Last year, the Allegheny County Board of Property Assessment Appeals and Reviews ruled on more than 10,000 appeals from property owners, municipalities, and school districts that thought certain homes and businesses were paying too much or not enough in property taxes.
The number of appeals declined from 2013, when many property owners and taxing bodies challenged the 2013 county-wide property reassessment values, according to Eric Montarti, senior policy analyst for the conservative Allegheny Institute for Public Policy.
On the whole, more than half of all appeals came from property owners seeking to lower the assessed values of their homes or commercial property. Forty two percent of appeals came from municipalities or school districts, which were interested in raising the value of properties. In the end, appeals in 2014 raised the overall taxable value of properties by $161,985,000.
According to Montarti, the fact that the appeals process resulted in a net increase in property values, which means more taxable value for the county, municipalities, and school districts, could be because governing bodies have more resources at their disposal.
“School districts and municipalities are going to have full time solicitors,” Montarti said, “so I would think there’s probably more expertise on the part of the governing bodies.”
The City of Pittsburgh, Mount Lebanon, and Carnegie were the only municipalities to file appeals. The city filed the most, at 1,195, followed by Mount Lebanon with 287 and Carnegie with one.
According to Andrew McCreery, finance director for Mount Lebanon, it is more common for school districts rather than municipalities to file appeals because school districts rely heavily on property taxes for revenue and therefore “have more skin in the game.”
Montarti agreed. “When you look at your combined real estate tax that you pay in a year, typically for most of Allegheny County, about 75 percent of it is going to the school district.”
Of the 4,344 appeals brought by governing bodies, 66 percent came from school districts, and only four of the county’s 43 districts did not file any appeals (Elizabeth Forward, Deer Lakes, West Mifflin, and McKeesport).
However, in both Pittsburgh and Mount Lebanon, the school districts focus on commercial appeals while the municipalities pursue residential appeals.
Paul Leger, finance director for the City of Pittsburgh, said the city was not trying to target anyone with appeals, but instead balance the property tax burden fairly to avoid raising the property tax.
“We want to make sure that everybody pays the tax that is fair to them,” Leger said. “So if I have somebody paying a lesser amount, that means somebody has to take up the slack.”

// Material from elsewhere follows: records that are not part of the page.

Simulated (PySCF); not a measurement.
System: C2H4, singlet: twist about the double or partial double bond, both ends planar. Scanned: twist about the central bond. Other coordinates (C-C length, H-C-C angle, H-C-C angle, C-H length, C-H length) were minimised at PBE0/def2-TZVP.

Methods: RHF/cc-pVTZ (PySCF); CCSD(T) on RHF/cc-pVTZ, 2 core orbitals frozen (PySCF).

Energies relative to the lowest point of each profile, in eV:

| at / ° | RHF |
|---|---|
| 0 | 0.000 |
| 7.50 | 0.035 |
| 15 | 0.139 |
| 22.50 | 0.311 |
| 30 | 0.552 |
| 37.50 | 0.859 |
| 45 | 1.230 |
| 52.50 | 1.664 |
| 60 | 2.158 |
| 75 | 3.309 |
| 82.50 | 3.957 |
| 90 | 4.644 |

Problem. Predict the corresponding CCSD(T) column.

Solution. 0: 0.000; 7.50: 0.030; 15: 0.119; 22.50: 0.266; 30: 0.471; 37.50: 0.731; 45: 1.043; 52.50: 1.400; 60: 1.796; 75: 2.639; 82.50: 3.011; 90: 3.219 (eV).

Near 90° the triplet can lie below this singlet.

According to Montarti, Allegheny County would not have to process so many appeals if property assessments were done more frequently. The court ordered 2013 assessment happened more than a decade after the last county assessment, and there are no current plans for the next reassessment, according to the Allegheny County Office of Property Assessments. Montarti says unlike other states, Pennsylvania has no statewide reassessment policy or schedule, so it is left up to the individual counties, who often do the reassessments sporadically or not at all.
Paul Leger said annual assessments would provide more accurate numbers, result in fewer appeals, and make both property owners and governing bodies happier.
“[Reassessing is] a very expensive process, but for the taxpayer, the sticker jolt is far less if you do a reassessment every year and you keep the values current,” Leger said.
One problem with sporadic reassessments, according to Montarti, is it causes school districts and municipalities to target people who purchased homes recently. If there is a decade-long gap between assessments, Montarti says, home prices change, which becomes evident whenever a home is sold. Governing bodies look at the sales price, which is usually higher than the assessed value, and use that as a basis for appeal.
“And of course those people that are appealed are saying ‘Well, we’ve been blind-sided because when we bought the house, we looked at the sheet that the real estate agent gave us and they told us this is what the expected taxes on the property would be. And this is what we budgeted from,” Montarti said.
To avoid this problem, which homeowners in Mount Lebanon are calling “the Newcomer Tax,” Mount Lebanon is launching a program to consider all homes for appeal, not just those recently sold, according to McCreery.
Leger explained that Pittsburgh uses a similar program that looks at entire neighborhoods, not recent sales, to find homes with a gap between their market values and their assessed values.
McCreery said the number of appeals filed in the county reflects inefficiencies in Allegheny’s assessment system.
“If the county did this on a regular basis and we could count on a cyclical reassessment process, we wouldn’t be going through this process currently,” McCreery said.